Sarah McLachlan
Surfacing
[Arista]
Rating: 4.2
I see you. You're there, looking at this Sarah McLachlan review. Maybe
you know Sarah's music, maybe not. Maybe you delight in the poignant
predictability that has become Sarah's career, and maybe you sneer at the
Lilith Fair and love to burn yourself with cigarettes. Maybe the crack
of your ass smells like stale sweat, or maybe it smells like roses.

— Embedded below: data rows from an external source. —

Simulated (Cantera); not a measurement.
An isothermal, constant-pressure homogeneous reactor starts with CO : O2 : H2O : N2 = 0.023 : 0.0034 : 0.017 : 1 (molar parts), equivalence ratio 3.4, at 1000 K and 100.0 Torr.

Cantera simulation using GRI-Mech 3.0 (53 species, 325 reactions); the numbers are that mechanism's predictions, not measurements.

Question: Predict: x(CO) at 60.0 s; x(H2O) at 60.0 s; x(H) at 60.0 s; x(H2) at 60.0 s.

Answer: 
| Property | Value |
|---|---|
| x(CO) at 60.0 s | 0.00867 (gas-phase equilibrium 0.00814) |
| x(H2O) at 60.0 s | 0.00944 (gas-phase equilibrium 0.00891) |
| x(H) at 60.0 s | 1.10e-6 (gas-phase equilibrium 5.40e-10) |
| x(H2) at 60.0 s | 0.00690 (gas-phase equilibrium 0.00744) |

Maybe you are in love with Sarah Mac, or maybe she just speaks the words
that define love for you in your world.
Sarah's been splashed all over the media for the last year or so, her
gentle, carefully coiffed face representing the progesterone- fest known
as the Lilith Fair. No more absurd, though somehow taken more seriously
than the Ozzfest, Lilith and Sarah have become as entwined as Lollapalooza
and Perry Farrell. Unfortunately, a possible result of her neverending
exposure and undoubtedly dense schedule, her recorded work is becoming,
my friends, simply boring.
Though Sarah was never considered cutting-
edge, she has contented herself with divining
tremendously poignant moments from relatively simple arrangements. This
is all well and good, and she has received well- deserved recognition for
her magnum opus, 1995's Fumbling Toward Ecstacy. But what has
she done for me lately? Surfacing rehashes the same themes, the
same chord progressions and the same sound with utterly predictable
results, giving it the feel of a collection of Fumbling b-sides.
Most of Surfacing lacks the aforementioned emotional depth that has
been her hallmark, producing an uncomfortable void when you expect her to
come through with the gut- wrenching truth to tie up the song. I see
absolutely no reason to invest your hard- earned dough on this disc, but
you will... Oh yes, I know you will. Oh God, the pain.